My mom handed me the keys. She stepped out of the car and walked around to the passenger side, and I slid into the driver’s seat. We were in the middle of the KSU football parking lot, and it was my first driving lesson.

The driver’s seat was the same kind I’d played in as a kid, in our old, long-since sold and probably resold van. My sister and I would buckle in, me in the driver’s seat, and would imagine going to the store, to grandma’s, church, all the while parked in our driveway, but seeing buildings whiz by in our minds. We got in trouble, I remember, breaking the steering in that van, or leaving the light on and draining the battery. I think it was both.

This was no time to make mistakes. I turned the key. The car started with a nervous grunt. There was a hint from my mom to adjust the mirrors. Then, in that so-called climax of teenage life, I took the car out of park, released the break, and for the first time felt the car shift under my control.

No trumpets sounded. There was only the sound of mom in the seat beside me—her unusually loud breathing.

Being the first born, the cautious guinea pig of the family who takes all the first steps of growing, I didn’t even touch the gas pedal that day. I just let the car roll very slow and tried to stay between the lines. In fifteen minutes, my mom had had enough, and we left.

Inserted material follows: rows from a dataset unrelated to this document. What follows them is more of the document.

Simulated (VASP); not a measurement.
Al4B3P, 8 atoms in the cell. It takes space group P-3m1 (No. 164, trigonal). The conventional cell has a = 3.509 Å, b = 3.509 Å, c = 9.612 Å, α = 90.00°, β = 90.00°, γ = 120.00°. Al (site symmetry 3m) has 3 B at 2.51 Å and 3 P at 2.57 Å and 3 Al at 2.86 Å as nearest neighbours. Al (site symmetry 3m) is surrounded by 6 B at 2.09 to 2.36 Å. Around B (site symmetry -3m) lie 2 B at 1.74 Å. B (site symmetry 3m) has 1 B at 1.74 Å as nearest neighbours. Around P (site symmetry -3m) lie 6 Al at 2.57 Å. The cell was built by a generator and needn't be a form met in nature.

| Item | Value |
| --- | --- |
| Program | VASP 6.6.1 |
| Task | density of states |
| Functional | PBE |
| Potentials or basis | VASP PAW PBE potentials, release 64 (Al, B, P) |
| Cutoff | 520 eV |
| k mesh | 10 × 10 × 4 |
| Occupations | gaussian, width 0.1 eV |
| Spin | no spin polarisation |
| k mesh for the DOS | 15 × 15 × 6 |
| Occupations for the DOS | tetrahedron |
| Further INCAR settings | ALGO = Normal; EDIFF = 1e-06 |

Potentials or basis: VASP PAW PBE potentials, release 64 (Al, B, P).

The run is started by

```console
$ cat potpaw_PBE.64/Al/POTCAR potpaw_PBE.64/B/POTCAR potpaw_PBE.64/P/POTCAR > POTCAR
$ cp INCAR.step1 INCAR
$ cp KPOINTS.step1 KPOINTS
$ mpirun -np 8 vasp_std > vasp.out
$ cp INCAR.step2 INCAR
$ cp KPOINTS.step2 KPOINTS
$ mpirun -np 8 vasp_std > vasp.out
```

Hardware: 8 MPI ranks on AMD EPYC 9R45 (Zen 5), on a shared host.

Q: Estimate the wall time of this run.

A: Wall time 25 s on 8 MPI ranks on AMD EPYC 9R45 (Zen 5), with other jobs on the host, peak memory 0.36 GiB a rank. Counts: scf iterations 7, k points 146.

I went back to the parking lot day after day, sometimes with my mom, sometimes with dad, and eventually got the guts to use the gas pedal. We practiced parking, turning, driving between the bright yellow barriers that lined the lot’s paths. I’ll never forget the day I met a car going the opposite direction on a two-way street, a small one, like a mail truck or custodian sweeper, on the road at the edge of the lot. My car seemed suddenly harder to steer. The other car’s bumper seemed ever closer, to hang over the dotted line to my side of the street. I tightened my grip and aimed for the spot between it and a post on the other side and the car passed easily.

We left the parking lots for the roads. First, a practically deserted military station, with streets all around. My younger sister, the next in line for driving, sometimes went with us. What went through her head I’ll never know, especially the time when, on a driveway turn-around, I lurched forward and hit a metal gate with a clang.

Every once in a while my dad would ask if I wanted to try the highway. I only wanted to as be far from it as possible for a boy who was too young to join NASA.
Anderson Avenue was our next move. I would drive from Blueville Nursery through Keats, and then turn around on highway 24. I started at 40 miles per hour, 15 below the speed limit, and cars passed me enough to frustrate my ego. But I was soon at 45, 50 and then finally 55. With barriers of doubt crumbling, we went beyond: downtown, Fort Riley Boulevard and to Topeka on I-70.

I learned how cars feel different, how you notice speed change in the driver’s seat more than you do as a passenger. I learned to be calm in heavy traffic, how to watch for those hidden speed limit signs, that you can turn right on red and left on the green arrow.

When I began driver’s-ed class, I already knew everything. I had driven 50 hours or more. I wasn’t going to be like other kids that so nervous with a teacher in front. My instructor was a man who wore sunglasses and listened to country music as we drove. On the third day he said I was “a little too confident for his liking” and I settled down a little.

I started noticing things he didn’t, like obscure, yellow warning signs. And I learned even more. I’ll never be one of those car freaks who takes cars apart and snaps them back in one piece within the week. But I may need to know what driver’s-ed taught me, like how to change a tire.

I passed the class with flying colors and received for my efforts a pink slip of paper that was redeemable for a driver’s license.

However, through the classes, and the highway driving and driving with teachers and parents, I learned not only to drive safely in many different situations and emergencies, but also to almost hate driving.

It’s gonna be a long eighty years, my life.

My sister just started learning to drive. I asked her if she had been afraid to push the gas that day. No, she said, as if it were ridiculous. What is it with me anyway?